The thing is, I have never seen how we could have this "spherical" map of all the galaxies in the universe, while it's said that the universe has no center. For me it was controversial.

However, it's space that expands, and the the map of the galaxies is just light, of the observable universe. And it's the observable universe that is spherical, right? Not the entire universe itself! Space can be flat happily by itself while the observable universe is spherical, right???

Even though I believe people have mentioned this like over 9000 times, I did realize that by now, amazing! I did not grasp that logical statement, maybe because someone did not mention the thing I just said, but still, thanks!

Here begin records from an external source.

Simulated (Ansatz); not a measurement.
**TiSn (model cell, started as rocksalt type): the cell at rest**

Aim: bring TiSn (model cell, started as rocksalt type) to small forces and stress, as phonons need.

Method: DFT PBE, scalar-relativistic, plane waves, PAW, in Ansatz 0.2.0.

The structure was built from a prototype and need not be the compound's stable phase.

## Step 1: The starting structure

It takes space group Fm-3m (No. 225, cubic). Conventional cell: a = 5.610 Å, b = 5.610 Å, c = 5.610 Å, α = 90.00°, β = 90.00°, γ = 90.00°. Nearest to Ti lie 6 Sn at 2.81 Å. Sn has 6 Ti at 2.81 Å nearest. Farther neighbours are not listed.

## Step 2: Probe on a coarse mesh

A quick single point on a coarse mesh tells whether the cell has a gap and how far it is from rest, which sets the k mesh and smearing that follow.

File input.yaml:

And if you wonder why I write this is because my head figured it out while reading this forum thread, thanks, this was a huge problem in my head to visualize!

Best Regards

Mentor
However, it's space that expands, and the the map of the galaxies is just light, of the observable universe. And it's the observable universe that is spherical, right? Not the entire universe itself! Space can be flat happily by itself while the observable universe is spherical, right???
Right. Our observable universe is just a small part of the whole universe. And we are in the center of our observable universe.

Staff Emeritus
Gah! I still didn't get this quite right. According to the Cooperstock paper, the sign of the anomalous radial force acting on an object in a circular orbit depends on the sign of $\ddot{a}$, but the sign of the secular trend in the orbital radius depends on the sign of $(d/dt)(\ddot{a}/a)$. I'll start a separate thread on this.